Transportation driver and Teamsters 155 pension trustee Trent Thomas entered the film industry after a fortuitous meeting.

While umping a baseball game in Vancouver, the man that he got paired with worked in the industry and invited him to “come out and give it a try on a crane,” which eventually led to a job in transportation.

Twenty four years later, Thomas is still working in Vancouver’s now booming film and television industry.

Thomas says he’s seen huge growth in the industry over the last three years.

“Our membership has grown by almost 600 members in that period of time,” he says. “We’ve also noticed that there isn’t a lull around Christmas time. Usually, we would have a real slowdown for a month and a half, but now we start right back up with 16 TV series and two or three features.”

Prior to embarking on a career in the entertainment industry, Trent was a dedicated athlete. In high school, he played hockey, football, rugby and soccer, which led to a partial athletic scholarship to an American university.

Teamwork is important on the field and on set and Thomas credits his high school, Athol Murray College of Notre Dame in Wilcox, Sask., for teaching him how to work well with others.

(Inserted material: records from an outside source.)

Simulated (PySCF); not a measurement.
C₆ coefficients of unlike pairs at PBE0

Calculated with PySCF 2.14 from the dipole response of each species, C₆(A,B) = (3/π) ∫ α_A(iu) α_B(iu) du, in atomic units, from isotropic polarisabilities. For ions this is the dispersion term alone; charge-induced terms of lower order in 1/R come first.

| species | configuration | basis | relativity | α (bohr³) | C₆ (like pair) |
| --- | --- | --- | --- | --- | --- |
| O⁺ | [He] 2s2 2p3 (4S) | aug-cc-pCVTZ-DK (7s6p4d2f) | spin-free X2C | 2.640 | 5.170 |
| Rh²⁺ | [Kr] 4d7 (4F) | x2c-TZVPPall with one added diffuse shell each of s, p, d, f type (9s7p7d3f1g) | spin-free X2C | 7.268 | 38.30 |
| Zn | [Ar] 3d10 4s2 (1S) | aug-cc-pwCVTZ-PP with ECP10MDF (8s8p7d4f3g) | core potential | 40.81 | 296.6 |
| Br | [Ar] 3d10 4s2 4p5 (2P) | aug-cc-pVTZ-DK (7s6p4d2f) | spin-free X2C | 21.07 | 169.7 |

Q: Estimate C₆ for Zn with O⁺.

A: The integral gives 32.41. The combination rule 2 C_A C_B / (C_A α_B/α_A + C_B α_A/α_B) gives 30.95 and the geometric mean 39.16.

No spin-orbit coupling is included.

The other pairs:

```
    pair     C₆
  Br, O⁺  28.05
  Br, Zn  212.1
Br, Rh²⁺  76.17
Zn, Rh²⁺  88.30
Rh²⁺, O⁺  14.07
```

“My high school is a big part of my life. It touched my life when I was having some turmoil and it gave me a path to live by and I think that’s helped me a lot with my public service and my career,” he says.

“Living in a boarding school really allowed me to understand the group dynamics of a culture and a working environment that’s very close knit and has a lot of hours together. Being able to operate in that environment has been able to help me in my career for sure.”

Part of Thomas’s public service is his active involvement with his union.

“I have always been politically active and I took my oath very seriously when I joined Teamsters. I began attending lot of meetings and got elected as shop steward when I was 25,” he says.

It was through his work with the union that he first heard about The AFC.

While exploring setting up a benevolent fund for Teamsters, he and former secretary treasurer Ken Marsden came across The AFC. The union decided to help their fellow film workers in need by supporting the work of The AFC and Thomas also began making personal donations through the Reel Friends Voluntary Payroll Donation Program.

“I try to encourage others to give to Reel Friends and to access The AFC’s services if they need them,” Thomas says. “I know that a few of our members have turned to The AFC when they’ve had tragedies in their life or when things have been at their lowest and you guys have been there to pick them up.”

The AFC is extremely grateful to Trent Thomas for his ongoing support, which enables us to help entertainment industry workers get back on their feet!